Rajiv Gandhi was born in Mumbai on August 20, 1944, at the house of Krishna Hutheesing, paternal aunt of his mother Indira Gandhi. Jawaharlal Nehru, then incarcerated in Ahmednagar Fort, abandoned his famous scientific temper for the time being after learning about the birth of the first of his two grandsons and wrote to Hutheesing to find a “competent astrologer” to draw up the baby’s horoscope.
This letter was to be dug up by the BJP six decades later in 2014 when then HRD Minister Smriti Irani faced criticism from opponents for consulting a palmist and diluting the “scientific temper” promoted by Nehru.
Assuming that a horoscope was drawn up for the infant, it would be interesting to see if it contained any forecast about the dramatic events that would unfold in Rajiv’s life soon after he turned 36.
Rajiv, who was working as a commercial pilot, got drawn into politics in the wake of his younger brother Sanjay Gandhi’s untimely death in 1980. Rajiv contested and won the byelection to Sanjay’s Lok Sabha constituency, Amethi.
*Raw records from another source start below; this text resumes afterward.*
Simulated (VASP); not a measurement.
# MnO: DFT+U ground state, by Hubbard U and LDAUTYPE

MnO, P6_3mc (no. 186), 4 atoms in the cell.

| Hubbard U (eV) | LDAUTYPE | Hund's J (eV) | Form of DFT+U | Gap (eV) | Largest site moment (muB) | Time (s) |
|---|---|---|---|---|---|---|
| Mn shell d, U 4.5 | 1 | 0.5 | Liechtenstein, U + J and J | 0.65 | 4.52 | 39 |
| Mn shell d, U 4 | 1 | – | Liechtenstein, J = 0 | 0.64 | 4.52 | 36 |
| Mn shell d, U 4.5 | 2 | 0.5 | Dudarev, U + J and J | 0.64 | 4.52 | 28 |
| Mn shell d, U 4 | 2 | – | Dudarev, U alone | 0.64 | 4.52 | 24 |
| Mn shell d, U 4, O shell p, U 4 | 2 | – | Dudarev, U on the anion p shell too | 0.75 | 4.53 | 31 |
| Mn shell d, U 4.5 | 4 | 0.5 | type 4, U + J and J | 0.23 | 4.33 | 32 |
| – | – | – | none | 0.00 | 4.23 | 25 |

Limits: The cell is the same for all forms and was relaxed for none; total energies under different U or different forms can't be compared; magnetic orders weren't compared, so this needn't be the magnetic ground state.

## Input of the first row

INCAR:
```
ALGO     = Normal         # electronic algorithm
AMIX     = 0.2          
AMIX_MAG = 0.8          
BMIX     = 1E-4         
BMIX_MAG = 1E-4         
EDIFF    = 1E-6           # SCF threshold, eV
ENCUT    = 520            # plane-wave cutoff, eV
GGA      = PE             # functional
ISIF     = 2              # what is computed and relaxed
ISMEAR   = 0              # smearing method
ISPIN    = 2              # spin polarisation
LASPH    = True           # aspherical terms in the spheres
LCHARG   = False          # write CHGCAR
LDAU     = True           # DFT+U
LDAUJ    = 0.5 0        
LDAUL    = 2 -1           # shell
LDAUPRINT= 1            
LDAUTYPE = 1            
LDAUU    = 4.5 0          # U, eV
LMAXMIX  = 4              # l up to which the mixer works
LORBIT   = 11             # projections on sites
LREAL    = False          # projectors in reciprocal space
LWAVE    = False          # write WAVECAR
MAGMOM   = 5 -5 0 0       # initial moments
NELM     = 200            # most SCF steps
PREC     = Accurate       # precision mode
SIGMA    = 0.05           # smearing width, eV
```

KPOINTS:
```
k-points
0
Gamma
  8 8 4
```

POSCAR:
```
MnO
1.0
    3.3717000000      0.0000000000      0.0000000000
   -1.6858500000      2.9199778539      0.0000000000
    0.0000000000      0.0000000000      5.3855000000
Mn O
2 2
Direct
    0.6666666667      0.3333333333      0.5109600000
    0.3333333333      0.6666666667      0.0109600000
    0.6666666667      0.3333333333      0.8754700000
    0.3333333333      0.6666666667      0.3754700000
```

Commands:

The next dramatic turn in Rajiv’s life came three years later in 1984 when his mother, Prime Minister Indira Gandhi, was killed by her bodyguards. Rajiv got sworn in as PM on October 31, 1984, the very day his mother was assassinated. He was then a little over 40 years of age. Rajiv would meet his untimely end at the hands of an LTTE operative while campaigning in Tamil Nadu on May 21, 1991.
The most eventful phase of Rajiv’s life was, thus, shaped by deaths, all in a matter of a decade. Sanjay’s death pushed him into politics since there was no one else to carry forward the legacy of the formidable Nehru-Gandhi political dynasty. Four years later, Indira Gandhi’s assassination catapulted him to the post of PM.
The abrupt end to Gandhi’s life (he was only 46) also shows the danger lurking behind the charmed life of the subcontinent’s political elite.
As PM, Rajiv introduced a number of reforms. His decision to lower the voting age to 18 from 21 and reserve seats for women in panchayats and urban local bodies had a lasting impact. The telecom reforms spearheaded by Sam Pitroda with Rajiv’s backing played a pivotal role in making India a leading player in the IT service sector.
From a record 404 seats in the 1984 General Election, the Congress was reduced to 197 seats when elections were held in 1989. Accusations hurled at Rajiv regarding receiving commission in the purchase of Bofors guns, cold feet developed by him in the Shah Bano case — his government diluted a Supreme Court order upholding Muslim women’s right to alimony and passed a law restricting the right of Muslim divorcees to alimony from their former husbands to only 90 days — apparently made Rajiv unpopular among the masses, not long after they voted him in with massive numbers.
His fall from grace was yet another drama that marked Rajiv’s short public life.